I’ve just recently found someone. I admittedly placed an ad in the mega online dating service. The way I phrased my profile I thought I’d get... well, I don’t know who I’d get. He was my first contact. My first. My high school lover. My favourite flavour. And things went well... eventually. And now he means something.

I fucking hate this.

Why do I think he’s going to break up with me at any moment? I get nervous and paranoid if he hasn’t emailed me by a certain time. Yes, of course he has work he needs to do. It’s fantastic knowing there are other people in his life that he needs tending to. My rational mind fully comprehends that. My irrational mind is often wondering, “Did I say something wrong in my last email? Was there something I did or said that could make him change his mind about me?”

Perhaps the reason for our need for perfection is if we feel perfect, flawless, we will be rendered lovable. If we are less than perfect how can we be loved? We find it so easy to love and forgive our friends when they are painfully, endearingly and beautifully flawed. Why is it so difficult for ourselves?

Maybe it’s from being scared of needing someone. I’m 35 years old. I’m supposed to be a big girl now. I should have a career. I should have a car still. I should still own a house. But I don’t anymore. I gave all those things up, including the big girl, when I left my marriage. I should be able to do it on my own. That’s what the ads say. They don’t play Double Mint gum commercials anymore, where pleasure and fun were amplified when in pairs. There’s now a societal pull towards self-sufficiency, I-am-Woman-hear-me-meow mentality where the image of strength within femininity is wearing very powerful lingerie and using giant cans as a weapon of mass affectation.

How do I tell him he feels like home when he holds me?

There’s so much that new love stirs up. The two people in question become mirrors to each other. In the beginning you can see what that other person sees in you: that perfect creature you’ve always wanted to be and sometimes convince yourself you are. The problem is maintaining perfection is an unachievable illusion.

We create things, but if they don’t stand the test of time or technology we scrap it, forgetting the path which took us there and in the end abandoning all and ourselves. We become embarrassed by our past. “We were young and stupid”, we worldly surmise over a luscious cocktail... or nine. We berate ourselves, relinquishing process for product where the final end result had better be fucking good and we’d better have something bling to show for it.

When one has been in a serious, long term relationship (I’d been married for 7 1/2 years), we often end up resenting the other person mostly because we have felt like we’d been taken advantage of. We too had also taken advantage. We know they’re going to be there at the end of the day. We know that as soon as dinner is ready we’re going to head for our appointed stations in front of the television, yet again captivated by an episodic Frasier Crane doing a repeat performance, studio audience’s canned laughter, cold comfort. We say we hate it when we’re in a relationship where one day repeats itself over and over again. A glitch in the Matrix. Not even a glitch, it’s more like a master reel someone inserts; a cinematic day-in-the-life scenario that is rewound and replayed ad infinitum. One’s life amounting to nothing more than edited dailies, eventually understanding fully how there is no greater loneliness than the lonely felt while being with a partner.

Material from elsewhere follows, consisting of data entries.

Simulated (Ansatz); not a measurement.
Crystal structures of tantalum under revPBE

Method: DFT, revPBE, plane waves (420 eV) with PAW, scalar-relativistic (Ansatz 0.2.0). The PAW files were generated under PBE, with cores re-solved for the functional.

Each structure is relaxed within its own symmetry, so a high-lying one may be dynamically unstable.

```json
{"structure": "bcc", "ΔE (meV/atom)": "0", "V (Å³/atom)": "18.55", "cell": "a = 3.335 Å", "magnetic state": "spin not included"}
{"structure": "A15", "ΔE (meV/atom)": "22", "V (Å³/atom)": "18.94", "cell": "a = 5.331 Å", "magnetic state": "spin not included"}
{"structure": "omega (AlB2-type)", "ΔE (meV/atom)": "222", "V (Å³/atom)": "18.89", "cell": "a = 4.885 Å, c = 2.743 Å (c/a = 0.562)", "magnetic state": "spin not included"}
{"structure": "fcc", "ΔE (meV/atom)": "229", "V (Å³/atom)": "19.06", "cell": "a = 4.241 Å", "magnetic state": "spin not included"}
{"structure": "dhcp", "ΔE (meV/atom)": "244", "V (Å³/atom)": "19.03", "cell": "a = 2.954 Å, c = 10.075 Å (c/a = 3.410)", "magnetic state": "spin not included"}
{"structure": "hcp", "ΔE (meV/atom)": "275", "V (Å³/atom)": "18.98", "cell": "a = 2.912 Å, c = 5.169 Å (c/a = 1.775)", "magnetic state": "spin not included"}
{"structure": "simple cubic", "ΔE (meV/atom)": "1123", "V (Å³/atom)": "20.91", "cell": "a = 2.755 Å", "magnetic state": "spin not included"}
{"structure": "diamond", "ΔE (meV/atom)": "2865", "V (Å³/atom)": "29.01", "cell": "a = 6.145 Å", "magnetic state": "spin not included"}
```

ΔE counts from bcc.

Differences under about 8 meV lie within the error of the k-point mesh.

So we move on (give up?) when the going gets boring and there’s no sign of hope or light. We resolve to take this new knowledge, the stuff we don’t want, into the next relationship. But where does that leave us? Being a bunch of spoiled kids with miniscule attention spans never fully understanding the sacrifice and potential payoff of total commitment? Or in search of true love? I don’t know.

What I do know is when I look at the new one it’s absolutely exhilerating. When he holds me it feels like home. He’s careful and considerate. He’s flawed. He’s marvellous. But falling in love with someone new really makes you examine all the bits of yourself that you just relaxed into and didn’t really care about because there had already been someone who claimed loved you, knew you, even when you didn’t feel you were getting the kind of love you wanted or hoped you deserved.

I think I’m just scared of the response. What if my feelings aren’t reciprocated? I know I should remember that Donald Kaufman line from Adaptation, “You are what you love, not what loves you”, but it feels like such a huge risk. I don’t really think the odds are against me. I just never realised how chicken I can be. Love’s making me question everything. Myself. My surroundings. The way I’ve been living my life up until now. I feel like a death-defying tight-rope walker with no balancing rod, just an empty, cavernous pit below me.

But I do see his smile. The safety net.